An All-Day Run About Excuses, Endurance, and Finishing Fresh

Why Excuses Are Often Harder Than the Run Itself

It may actually be harder than running.

Not the miles.
Not the elevation.
Not even the time on feet.

Overcoming Excuses.

Excuses have a way of disguising themselves as truth. They sound reasonable. Logical. Responsible.

“My back is locked up.”
“My sleep hasn’t been great.”
“The weather isn’t ideal.”
“I already ran 30 miles recently.”

And sometimes, those things are true.

But truth and excuses are not always the same thing.

This run—from sunrise to sunset on the shortest day of the year—wasn’t about how far I could go. It was about doing the thing after my mind had already decided it didn’t want to.
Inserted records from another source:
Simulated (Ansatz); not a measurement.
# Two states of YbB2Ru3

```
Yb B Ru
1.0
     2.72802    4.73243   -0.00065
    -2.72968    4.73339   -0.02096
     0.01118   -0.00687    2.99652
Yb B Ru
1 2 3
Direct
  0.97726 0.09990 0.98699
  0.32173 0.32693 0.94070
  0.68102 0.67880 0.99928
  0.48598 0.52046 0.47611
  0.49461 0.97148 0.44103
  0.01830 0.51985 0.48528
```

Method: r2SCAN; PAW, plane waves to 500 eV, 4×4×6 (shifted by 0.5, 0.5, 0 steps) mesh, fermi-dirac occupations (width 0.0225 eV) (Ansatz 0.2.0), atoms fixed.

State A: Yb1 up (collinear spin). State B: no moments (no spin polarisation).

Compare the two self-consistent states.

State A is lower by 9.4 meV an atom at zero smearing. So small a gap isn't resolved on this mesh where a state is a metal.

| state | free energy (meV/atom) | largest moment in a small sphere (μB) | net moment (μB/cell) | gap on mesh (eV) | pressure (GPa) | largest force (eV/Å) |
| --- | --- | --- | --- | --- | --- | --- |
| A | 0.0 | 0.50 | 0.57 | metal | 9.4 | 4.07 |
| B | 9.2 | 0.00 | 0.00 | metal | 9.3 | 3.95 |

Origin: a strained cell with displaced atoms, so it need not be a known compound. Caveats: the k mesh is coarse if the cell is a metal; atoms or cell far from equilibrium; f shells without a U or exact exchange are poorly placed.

Committing Before Motivation Shows Up

I had this all-day run planned for weeks.

Yet the day before, motivation was gone.

That’s usually how it works. Motivation doesn’t vanish before commitment—it disappears after you’ve already decided to do the hard thing. The subconscious mind starts looking for exits.

Play it safe.
Take the easy road.
Avoid pain.
Avoid risk.

Avoid life.

I almost listened.

Then I watched a video that reminded me something important: some people have real excuses—and still do the thing anyway.

So instead of waiting to feel ready, I committed.

This video—and this run—is me doing it anyway.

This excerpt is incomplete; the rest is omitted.